For all but the past few hundred years of human history, most heating and almost all work (the exception mainly being the relatively small amount that was wind or water-and-gravity powered) was fueled directly by contemporary plant and animal matter. The prime movers for the work carried out by human societies were animals and we humans ourselves—and the rate at which work could be done was limited by, amongst many other practical and institutional constraints, the rate at which food could be made available. With the advent of human arrangements in which the deposits of plant and animal remains from the distant past became socio-economically valuable resources—initially via pre-industrial use of peat and coal for heating, and then, with the rise of the industrial age, the use of these plus oil and later gas both for heating and for doing work—the scene was set for an extremely rapid and massive-scale shift in this situation. In parallel with the comparatively meagre natural dispersal pathways for the potential energy associated with coal, oil and gas, we initiated a techno-economic bootstrapping process to grow a globe-spanning network of industrial dispersal pathways. Dispersal of fossil fuel potential energy—as the kinetic energy of human industry—itself enabled expansion of the infrastructure to disperse that potential energy at increasing rates. With this, we had on our hands a planetary scale run-away feedback process, the likes of which humanity had not previously set in motion anywhere in its multi-hundreds of millennia evolutionary history, even temporarily on the most local scale.

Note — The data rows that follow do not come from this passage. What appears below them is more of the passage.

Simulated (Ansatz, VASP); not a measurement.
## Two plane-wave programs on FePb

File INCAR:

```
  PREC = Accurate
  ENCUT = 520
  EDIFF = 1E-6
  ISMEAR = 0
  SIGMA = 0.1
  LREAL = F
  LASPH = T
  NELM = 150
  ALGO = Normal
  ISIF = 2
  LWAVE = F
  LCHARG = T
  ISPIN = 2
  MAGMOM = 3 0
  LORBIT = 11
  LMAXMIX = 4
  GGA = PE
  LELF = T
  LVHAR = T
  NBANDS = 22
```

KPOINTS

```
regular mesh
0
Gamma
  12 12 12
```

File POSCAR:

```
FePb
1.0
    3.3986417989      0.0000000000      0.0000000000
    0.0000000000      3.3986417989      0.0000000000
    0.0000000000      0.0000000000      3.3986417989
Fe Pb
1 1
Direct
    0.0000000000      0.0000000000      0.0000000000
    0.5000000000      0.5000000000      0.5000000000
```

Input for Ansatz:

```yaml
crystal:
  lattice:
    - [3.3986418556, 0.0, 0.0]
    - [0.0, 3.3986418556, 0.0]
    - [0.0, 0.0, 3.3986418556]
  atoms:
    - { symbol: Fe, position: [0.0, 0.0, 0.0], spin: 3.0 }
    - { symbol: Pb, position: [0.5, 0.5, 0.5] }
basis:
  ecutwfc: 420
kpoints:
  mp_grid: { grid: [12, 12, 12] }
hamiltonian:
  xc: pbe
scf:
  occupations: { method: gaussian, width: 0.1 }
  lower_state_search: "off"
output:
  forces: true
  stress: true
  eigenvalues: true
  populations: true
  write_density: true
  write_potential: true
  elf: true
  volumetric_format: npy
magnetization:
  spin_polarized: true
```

At this point in our history, it seems increasingly remiss to simply assume that this brief anomaly might continue much longer, let alone ever be repeated—as illustrated so poignantly by this graph in a post by Tom Murphy at Do the Math. Moreover, for the vast swathe of planetary and human history over which natural dispersal pathways governed the rate at which the cascade from potential to kinetic energy could occur, combustion of coal, oil and gas played a comparatively tiny role in influencing the Earth system’s thermal signature—the global mean temperature needed to drive radiant heat transfer between the planet’s surface and surrounding space. Today, following changes to the Earth and its atmosphere as fossil potential energy has dispersed as kinetic energy via our industrial pathways, the global mean temperature required to maintain the balance between incoming short wavelength sunlight and outgoing long wavelength radiation is increasing. And while changes to the atmosphere are the predominant driver of this, the direct heating of the Earth system as a result of burning these fuels so rapidly is itself not entirely insignificant. The overall effect is that our rapid exploitation of this one-time fossil fuel windfall is resulting in a net increase in the micro-scale kinetic energy of our Earth system’s surface and atmosphere. In dispersing fossil fuel potential energy, the mean speed of the Earth system’s components has increased very slightly; the system’s activity has increased.
In overview then, considered from a systems perspective we have a situation in which exponential growth in the pathways by which our system’s potential energy can disperse as kinetic energy have resulted in the rate of dispersal also increasing exponentially over several hundred years; those dispersal pathways are themselves enabled by energy previously held in potential spreading out as kinetic energy, as energy of motion; by multiple causal routes, this is leading to a two-fold dilemma in which i) the kinetic energy of the system is rapidly increasing with detrimental implications for the established norms of the system components most fundamental for systemic health and ii) the potential energy of the system is rapidly depleting with detrimental implications for the established norms of the system components most significant for systemic health.
My summing up of this second branch of the dilemma may well be contentious, and is of course debatable. The point is just to recognise for now that with this second branch, our concern is primarily with the sustenance of our valued human capitals; with the first branch, it is both our natural and human capitals that we place at risk. This is a subject that we’ll take up in greater detail as the inquiry unfolds in coming months. For now, it’s a few steps beyond where I’d like us to focus.
To wrap up this post, a further note on our systems theme is warranted in relation to potential energy: recognising energy as being held in potential is very much dependent on our own human capacity for identifying the possible pathways by which dispersal as kinetic energy could occur. Indeed, there is no potential energy associated with a system in the absence of such pathway identification. For these pathways to be defined they must be part of the system—and as we’ve seen, what counts as a system is a matter of our definition. So for instance, the energy associated with the reactive chemicals in a battery only contributes potential energy to a system’s total internal energy in a situation where it is part of an appropriate electrical circuit. Superficially, it might appear that a charged battery placed within the boundary of our chair-floor-bottle system from earlier increases the internal energy by an amount equal to its chemical potential. Our system though provides no way for this energy to disperse as kinetic energy (neglecting for now the propensity of all batteries to discharge ‘on the shelf’ with time). My point here is just to underscore again that what counts as a system in relation to the energy concept is a matter of definition on our part—in this sense, we are always part of the situation of interest!
We’ve now covered sufficient ground to bring in the third and final of the foundational or governing energy laws that I’m introducing in this series of posts. I’ll take up that task in Part 3 next week.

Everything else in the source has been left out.